Yes - this is how hash tables work (hence the term "hash"). An explanation of how hash tables works follows - but see the solution at the end.

A hash table works by creating a number of slots (which you can specify). The item name is fed into a hashing algorithm to select which slot to put an item on. Each slot is then a linked list of items and your new item is inserted at the very beginning of the linked list of the slot that the hash algorithm selects.

When you want to search for the data by item name, mIRC uses the same algorithm to choose the slot and then iterates down the linked list to see if it can find the item you want.

When you do a positional $hget for the first item, mIRC gives you the first item in the linked list on the first slot. But since it is unlikely that the first item you added hashed to the first slot, you won't get that - instead you get the first item whose hash points to the first slot.

The default number of slots if you do not specify it explicitly is 100, which actually results in 101 slots because mIRC always makes the number of slots an odd number because of the way that the hashing algorithm works.

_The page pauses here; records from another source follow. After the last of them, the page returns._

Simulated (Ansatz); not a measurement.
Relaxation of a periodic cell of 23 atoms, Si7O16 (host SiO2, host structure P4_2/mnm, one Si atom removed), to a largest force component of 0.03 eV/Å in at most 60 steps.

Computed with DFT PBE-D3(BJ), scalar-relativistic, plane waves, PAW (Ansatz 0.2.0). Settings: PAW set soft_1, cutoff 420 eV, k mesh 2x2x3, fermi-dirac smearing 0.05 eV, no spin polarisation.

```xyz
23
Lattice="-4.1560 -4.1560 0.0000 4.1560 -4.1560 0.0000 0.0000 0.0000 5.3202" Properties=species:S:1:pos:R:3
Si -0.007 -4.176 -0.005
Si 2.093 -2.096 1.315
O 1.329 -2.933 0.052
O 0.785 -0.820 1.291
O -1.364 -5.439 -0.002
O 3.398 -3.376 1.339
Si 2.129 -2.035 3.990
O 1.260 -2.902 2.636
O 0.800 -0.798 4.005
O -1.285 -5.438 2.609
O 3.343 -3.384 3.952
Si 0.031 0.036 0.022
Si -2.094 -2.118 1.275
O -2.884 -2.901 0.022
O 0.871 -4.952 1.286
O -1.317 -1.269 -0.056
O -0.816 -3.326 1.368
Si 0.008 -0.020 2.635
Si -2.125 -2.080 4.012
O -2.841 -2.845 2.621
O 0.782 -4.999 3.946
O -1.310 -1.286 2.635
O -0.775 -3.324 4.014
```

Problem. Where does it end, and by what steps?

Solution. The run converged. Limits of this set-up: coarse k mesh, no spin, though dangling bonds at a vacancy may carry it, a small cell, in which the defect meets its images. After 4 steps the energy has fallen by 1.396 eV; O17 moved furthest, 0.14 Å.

The surprise is that (for 101 slots) that none of the first 788 items hashed to the first slot when you might expect that to have happened a lot sooner.

Now, if you have followed my explanation you might have spotted two things:

1. Performance If you have too few slots for the number of items, then a look up by item name will pick the slot quite fast, but will then have to iterate down the linked list to find the item wanted which could be a lengthy CPU operation if the linked list is a long one.

In general terms, the more slots you have, the shorter the average length of the linked list.

(However you cannot guarantee that the items will be distributed evenly over the available slots. The worst case scenario is that by chance all the item names hash down to the same slot and you get a single very long linked list on that slot and empty linked lists on the other slots. But given a reasonably random set of item names, usually they will be reasonably evenly distributed across slots.)

I have not benchmarked the performance for a random lookup in a hash table with random item names depending on the slot size - but my guess is that the best performance will be when the number of slots is close to the number of items in the table. Khaled may have done some benchmarking when he suggests that you use a number of slots about 1/10 the number of items, but it seems to me that might mean having linked lists between (say) 5 and 20 long - whereas with the number of slots close to the number of items the linked lists should only be (say) 1 to 5 items long. Wikichip suggests that the optimum number of slots is 1.282x the number of entries.

Each slot only takes a very small number of bytes - far smaller than the bytes required to store the items themselves - so in most cases it seems to me that there is little downside to using a relatively large number of slots. (The maximum number of slots is 10,000 (i.e. actually 10,001) which uses 40K of memory - and that is not a huge amount in today's PCs, so I tend not to worry too much about excess slots.)

HOWEVER that applies only to lookup by item name. $hfind also allows you to search by item name using the item name as a wildcard match to text, or as wildcard text matching the item name, or using the item name as a regex to match to text or as regex text to match the item name. Since there seems to be no way to use a hash determine which slot the item might be on, it seems to me that it is likely that mIRC has to iterate across all linked lists on all slots to complete the find, in which case the performance is unlikely to be effected by the number of slots. Ditto when you do any of the above searches on the data rather than the item.

So for $hfind which iterates across all entries regardless of number of slots, you might as well use 1 slot.

But if you are using $hget to do a hash lookup based on a specific item, then you should use as large a number of slots as you think you need.

2. If you have digested all of the above then you may have realised that you can make a hash table store items sequentially so that you can iterate over them as the original poster would like to by using -m1 to create a single slot hash table and so a single linked list. Since each item is added to the beginning of the list, the sequence they are added is preserved (but reversed) when you iterate using $hget(table,n) in other words you can either store them in reverse order or access them in reverse order:

Code:
//hfree TEST | //var %i = 1 | while (%i <= 1000) { hadd -m1 TEST test_ $+ %i 1 | inc %i } | echo -a Item 1: $hget(TEST,1).item Item 1000: $hget(TEST,1000).item
//hfree TEST | //var %i = 1000 | while (%i) { hadd -m1 TEST test_ $+ %i 1 | dec %i } | echo -a Item 1: $hget(TEST,1).item Item 1000: $hget(TEST,1000).item

Last edited by Protopia; 13/10/18 08:18 PM.